Teaser Tuesday is a weekly bookish meme, hosted by The Purple Booker.
Anyone can play along! Just do the following:
• Grab your current read
• Open to a random page
• Share two (2) “teaser” sentences from somewhere on that page
• BE CAREFUL NOT TO INCLUDE SPOILERS! (make sure that what you share doesn’t give too much away! You don’t want to ruin the book for others!)
• Share the title & author, too, so that other TT participants can add the book to their TBR Lists if they like your teasers!
This is my choice of the day:
My Parents Are Out of Control – Book 2 of the How To Train Your Parents series by Pete Johnson
p. 3 Friday 20th September – 6 p.m. Mum and Dad have just peeped round my bedroom door. Once they’d have barged right in and sat down and watched me do my homework.
They never let me alone. Whenever I looked up, there they were. In fact, if I was in the loo for more than two minutes they’d call out, ‘Are you alright?’ and ‘I hope you’re doing something educational in there.’
Parent fatigue. That’s what I suffered from. Until they decided they were getting too pushy and reformed their ways. So now they just hiss at me from the doorway.
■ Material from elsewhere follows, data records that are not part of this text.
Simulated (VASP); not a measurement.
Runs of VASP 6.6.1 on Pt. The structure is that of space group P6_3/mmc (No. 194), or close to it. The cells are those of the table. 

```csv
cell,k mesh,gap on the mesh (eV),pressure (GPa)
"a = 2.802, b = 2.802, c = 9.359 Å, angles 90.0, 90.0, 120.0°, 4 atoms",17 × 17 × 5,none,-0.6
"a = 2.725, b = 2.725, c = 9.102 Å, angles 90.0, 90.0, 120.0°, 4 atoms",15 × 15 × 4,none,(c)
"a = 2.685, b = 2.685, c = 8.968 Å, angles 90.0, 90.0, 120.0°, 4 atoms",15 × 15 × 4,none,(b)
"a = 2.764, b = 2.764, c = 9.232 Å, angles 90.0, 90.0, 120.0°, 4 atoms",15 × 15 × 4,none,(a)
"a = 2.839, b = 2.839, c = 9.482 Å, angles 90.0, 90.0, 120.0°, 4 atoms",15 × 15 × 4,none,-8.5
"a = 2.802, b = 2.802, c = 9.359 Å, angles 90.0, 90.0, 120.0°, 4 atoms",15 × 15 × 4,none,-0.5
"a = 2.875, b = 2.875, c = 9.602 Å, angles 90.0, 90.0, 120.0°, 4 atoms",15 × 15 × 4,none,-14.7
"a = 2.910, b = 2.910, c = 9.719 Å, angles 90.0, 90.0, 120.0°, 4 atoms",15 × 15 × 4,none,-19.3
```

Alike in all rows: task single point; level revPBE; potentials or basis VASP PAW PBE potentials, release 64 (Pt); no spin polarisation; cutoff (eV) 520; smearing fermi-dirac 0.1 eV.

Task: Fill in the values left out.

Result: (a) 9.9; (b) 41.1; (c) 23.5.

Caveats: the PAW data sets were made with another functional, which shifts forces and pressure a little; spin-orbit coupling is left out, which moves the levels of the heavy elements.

BLURB: Louis doesn’t think much of it when his mum and dad ask him for tips on how to be cool. In fact, he thinks it’s pretty funny watching them bump fists and use words like ‘safe’, ‘sick’ and ‘wicked’. Until Dad turns up outside Louis’s new school dressed like a rapper, that is . . . Suddenly they’re trying to friend Louis and all his classmates on Facebook, and wearing baseball caps backwards – IN PUBLIC.
Louis and his best friend Maddy are horrified. Mum and Dad have taken things too far . . . and immediate action is needed!
Back in December, I read the first book in the series How To Train Your Parents and thoroughly enjoyed it. More importantly, so did my dyslexic granddaughter when I read it to her. So I acquired the other books in the series. And this one looks every bit as funny and anarchic, yet with a hint of seriousness underneath all the nonsense. And as you’ll already have noticed, while the prose is punchy and readable, the vocabulary is littered with those high frequency words almost-there readers need to master, boosting their confidence and give them plenty of practice. I’m looking forward to this one.